Don’t read this if you’ve not seen Inception yet. You’ve been warned.
It’s a great movie. See if if you get the chance. The ending of Inception leaves a little up for interpretation. And that may just be the perfect ending. My mind wants to wrap it up nice and neatly. And I think I can. But when I do there are a few things hanging on that make me say, “But what about this….?”
- So the biggest question is do you think the top stopped spinning or not at the end? I think it did. But I can understand the arguments as to why it may not have. But on a pure physics level, it seemed to be slowing down and starting tip over. And after seeing him w/ his kids it would have been such a bummer for him to not have made it to them.

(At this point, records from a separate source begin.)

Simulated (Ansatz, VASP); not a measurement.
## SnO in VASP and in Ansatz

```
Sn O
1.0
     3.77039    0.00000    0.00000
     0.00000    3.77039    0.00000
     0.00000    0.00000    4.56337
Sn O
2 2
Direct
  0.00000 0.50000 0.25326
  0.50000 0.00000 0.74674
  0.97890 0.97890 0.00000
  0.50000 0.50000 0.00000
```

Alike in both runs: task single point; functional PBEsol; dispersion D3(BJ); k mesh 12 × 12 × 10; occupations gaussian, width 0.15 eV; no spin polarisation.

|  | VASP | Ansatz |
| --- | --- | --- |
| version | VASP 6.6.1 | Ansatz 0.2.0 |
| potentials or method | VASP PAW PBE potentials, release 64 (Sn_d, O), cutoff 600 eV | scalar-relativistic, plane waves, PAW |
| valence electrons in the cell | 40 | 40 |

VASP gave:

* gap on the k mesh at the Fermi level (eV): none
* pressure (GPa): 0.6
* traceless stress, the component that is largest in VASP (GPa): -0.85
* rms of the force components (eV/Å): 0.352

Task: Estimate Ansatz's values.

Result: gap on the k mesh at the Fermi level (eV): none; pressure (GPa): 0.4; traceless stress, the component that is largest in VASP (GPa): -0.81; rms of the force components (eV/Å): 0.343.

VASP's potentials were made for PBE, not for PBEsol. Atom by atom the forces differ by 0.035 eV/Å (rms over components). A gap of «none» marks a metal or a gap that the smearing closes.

- Dom and Ariadne were both hooked up to the “sleep machine” in the 3rd level (snowy place) to get to the fourth leven to save Saito. But Saito was never hooked to that sleep machine. He died. Did his dying just send him off to that next level, they “greyness”? And that’s why Dom had to go rescue him?
- Did that snowy place remind anyone of “Spies Like Us”?
- How long ago did Mal kill herself from jumping off the ledge before the movie starts? I ask because in the memories he has of his kids, they seem to be near about the same age as they were at the end. So it would seem to be not much time had passed (unless the end was also a dream.)
- When Dom and Mal spend those 50 years together it showed them get really old. But when the train ran over their heads they were young again. How does that work? Could they have possibly gone to another level at some point?
- Do you think they filmed some of this in one of those airplanes like the “vomit comet“ that lets you perform in a weightless environment?
- Nolan wrote, directed, and produced the movie. He’s going to continue to get richer.
- Did anyone else feel tense from the opening scene til the end? It wore me out.
- Hans Zimmer did an awesome job w/ the music.
- Focus on the tubes in their arms – when Mal and Cobb woke on the floor after being hit by the train – they didn’t have a machine near by. When Cobb woke on the plane – he didn’t have a tube in his arm. Therefore were they dreaming in both instances?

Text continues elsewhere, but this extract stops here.